Flash of inspiration: Ashridge Business School’s infrastructure overhaul

As one of the world’s leading business schools, Ashridge relies on a fast and responsive IT architecture to support its prestigious education programmes and extensive hosted events.

Four hundred on-site staff is enough of a task to manage, but 190 bedrooms and 8,000 clients coming through the doors every year means ageing infrastructure just won’t do.

That, however, was the case with Ashridge’s HP storage area network (SAN), which was coming to the end of warranty. Relying on HP for much of its core infrastructure, Ashridge is generally a happy customer, but its SAN was in dire need of an update.

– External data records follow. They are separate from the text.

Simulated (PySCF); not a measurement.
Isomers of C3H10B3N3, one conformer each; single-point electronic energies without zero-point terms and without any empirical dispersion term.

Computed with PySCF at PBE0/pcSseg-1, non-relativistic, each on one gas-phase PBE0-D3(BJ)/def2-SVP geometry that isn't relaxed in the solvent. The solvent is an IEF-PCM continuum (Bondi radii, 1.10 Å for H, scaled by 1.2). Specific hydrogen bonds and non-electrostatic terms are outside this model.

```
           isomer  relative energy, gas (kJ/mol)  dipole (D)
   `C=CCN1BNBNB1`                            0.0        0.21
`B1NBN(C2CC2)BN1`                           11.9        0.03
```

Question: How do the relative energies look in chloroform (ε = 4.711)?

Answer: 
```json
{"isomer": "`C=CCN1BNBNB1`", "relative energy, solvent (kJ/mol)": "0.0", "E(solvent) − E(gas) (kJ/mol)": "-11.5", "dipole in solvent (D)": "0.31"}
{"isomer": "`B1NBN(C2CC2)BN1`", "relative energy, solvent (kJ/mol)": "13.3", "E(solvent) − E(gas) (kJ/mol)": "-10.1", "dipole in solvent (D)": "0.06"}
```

With no solid-state disk, the solution had a low amount of caching and intelligence, with no compression or de-duplication – a very ‘year 2000 kind of SAN architecture’, as IT operations manager Matt Woodland puts it.

‘It was causing us various operational issues, and a knock-on effect to our internal users,’ he says. ‘Any sort of physical issues would cause a restriping, which means the system would slow down and essentially become unusable while it caught up with itself.

‘And the speed of accessing the systems was quite slow, so users complained that they couldn’t access their reports, business intelligence, day-to-day email and every other system they used.’

Woodland and his team therefore embarked on a project to replace the SAN, identifying a number of vendors that they thought they would like to work with.

‘Some we had difficult conversations with, and some we found it difficult to have conversations with, but a couple of them resulted in a proof of concept (PoC) in June 2013,’ Woodland says.

Despite this struggle with some vendors, Ashridge fortunately found success with Nimble Storage. So much so that it never let the PoC go back.

‘We liked it so much that after about half a day we knew that this was the kit for us, and the next day the majority of our live servers were serving off the Nimble,’ Woodland says. ‘So the actual implementation was within 24 hours.’

No flash in the pan

The solution of choice was Nimble CS220G, a flash-optimised hybrid storage array that supports virtual workloads, which was ideal considering that Ashridge has fully virtualised all of its in-house services.

It currently has one Nimble SAN connected to its 10GB network, so 20GB going into the SAN. And it has recently ordered its second array, which will be split across its two on-site data centres, each with half of the live spinning data and a snapshot of what the other half has.

>See also: Flash flood: the second wave of flash storage has arrived

This will provide Ashridge with additional disaster recovery (DR), and essentially more cache and spindle speed, solving the issue that it was experiencing before.

‘With Nimble we have two tiers of storage,’ Woodland says. ‘We manage to get lots of hits from our cache, which means that lots of data is being served out either from memory or from solid-state disk, which is obviously much faster.

‘We’ve gone from 1GB connectivity to 20GB connectivity. We’re able to snapshot. The physical setup of the device has two controllers that are independent, so we can essentially take out the memory and power supplies and do swap-outs or migrations on those.

‘We can upgrade one controller and flip over to the other one all while currently serving data, so it’s enabled us to move our support windows from evening and weekends to nine-to-five.’

Woodland is also pleased with the ‘proactive support’ provided by Nimble, which alerts him when something is detected and solved by its support team. This means that Ashridge has had no issues and zero downtime since the deployment went live.

‘Nimble has provided us with fantastic speeds and 100% uptime to date, and all of our users are quite content now using the systems that we provide because they have normal speeds that one would expect.’

The deployment is also helping Ashridge in its wider objective to move to the cloud, allowing it to reduce storage costs and be more agile and adaptive to users’ needs and requests.

Cloudification

Further to its virtualisation initiatives, the school is currently looking to move some web services to Microsoft’s cloud platform Windows Azure.

It is also looking at cloud CRM solutions, kicking off with a project to move to Office 365.

‘We’re quite cloudified at the moment,’ Woodland says. ‘I think when we move to the offering from Microsoft 365 we’ll see a shift from low-key network home drives to using a SkyDrive Pro-type solution, which would empower the users to share more, including with our clients.

With that in mind, Woodland anticipates the school moving away from emailing attachments to sharing attachments and online collaboration on those documents.

‘We’ll then see where it goes from there, but I think moving that stuff to the cloud will empower us to work in more collaborative ways.’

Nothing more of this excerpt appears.